In a new study published in Nature, a team led by Columbia University found over a dozen new quantum states, some of which could be key ingredients for building future quantum computers.

Quantum matter behaves in ways that seem strange and counterintuitive.

For decades, many of the predicted quantum states were purely theoretical, hidden in the math but never seen in real materials. Now, thanks to advanced experiments, researchers are finally starting to find them.

Lead author Xiaoyang Zhu said the team didn’t expect to see so many new states.

Some of these newly discovered states could eventually help scientists create topological quantum computers — a new type of quantum computer that would be much more stable and resistant to errors compared to today’s machines.

Current quantum computers use superconducting materials, which are sensitive to magnets and prone to mistakes. The states discovered by Zhu’s team, however, don’t need an external magnet at all. Instead, they arise naturally in a special material called twisted molybdenum ditelluride.

This discovery connects back to the Hall effect, first found in 1879. In the classical Hall effect, electrons moving through a metal strip bunch up along one side when exposed to a magnetic field.

At ultra-cold temperatures and in two dimensions, the Hall effect behaves differently — electrons’ behavior becomes “quantized,” jumping in specific steps.

Even more oddly, groups of electrons can behave as if they carry a fraction of an electron’s charge, a phenomenon called the fractional quantum Hall effect, which earned Columbia Professor Horst Stormer a Nobel Prize in 1998.

Last year, physicist Xiaodong Xu and his team found a version of this effect in twisted molybdenum ditelluride — but without needing an external magnet. Building on that work, Zhu’s team used a special laser technique, called pump-probe spectroscopy, to uncover many more fractional states in the same material.

They even found energy signatures related to rare and much-hunted particles called non-Abelian anyons, which could be essential for topological quantum computing.

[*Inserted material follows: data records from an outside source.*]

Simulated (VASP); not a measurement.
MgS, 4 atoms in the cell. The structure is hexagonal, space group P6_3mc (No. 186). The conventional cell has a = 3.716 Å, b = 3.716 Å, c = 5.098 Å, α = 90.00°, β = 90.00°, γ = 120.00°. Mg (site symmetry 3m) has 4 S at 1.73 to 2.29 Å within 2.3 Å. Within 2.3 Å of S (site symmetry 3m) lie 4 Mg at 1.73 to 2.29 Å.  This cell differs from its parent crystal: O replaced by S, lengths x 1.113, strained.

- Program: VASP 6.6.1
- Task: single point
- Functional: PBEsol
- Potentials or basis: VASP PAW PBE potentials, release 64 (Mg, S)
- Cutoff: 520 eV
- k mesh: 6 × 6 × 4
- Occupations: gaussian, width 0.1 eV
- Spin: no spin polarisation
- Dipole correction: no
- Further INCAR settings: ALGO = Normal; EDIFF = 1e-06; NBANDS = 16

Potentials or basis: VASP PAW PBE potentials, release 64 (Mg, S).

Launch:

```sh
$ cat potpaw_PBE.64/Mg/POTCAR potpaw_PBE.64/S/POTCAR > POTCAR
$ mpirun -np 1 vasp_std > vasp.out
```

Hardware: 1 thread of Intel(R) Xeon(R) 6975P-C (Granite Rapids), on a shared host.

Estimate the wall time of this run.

Postdoctoral researcher Yiping Wang and Simons Fellow Eric Arsenault played key roles in developing the technique that made this discovery possible. Their method is so sensitive it can detect the tiniest differences between dozens of quantum states.

Now, the challenge is to figure out exactly what these new quantum states are and how they might be used. But one thing is clear: the quantum zoo just got a lot bigger and much more exciting.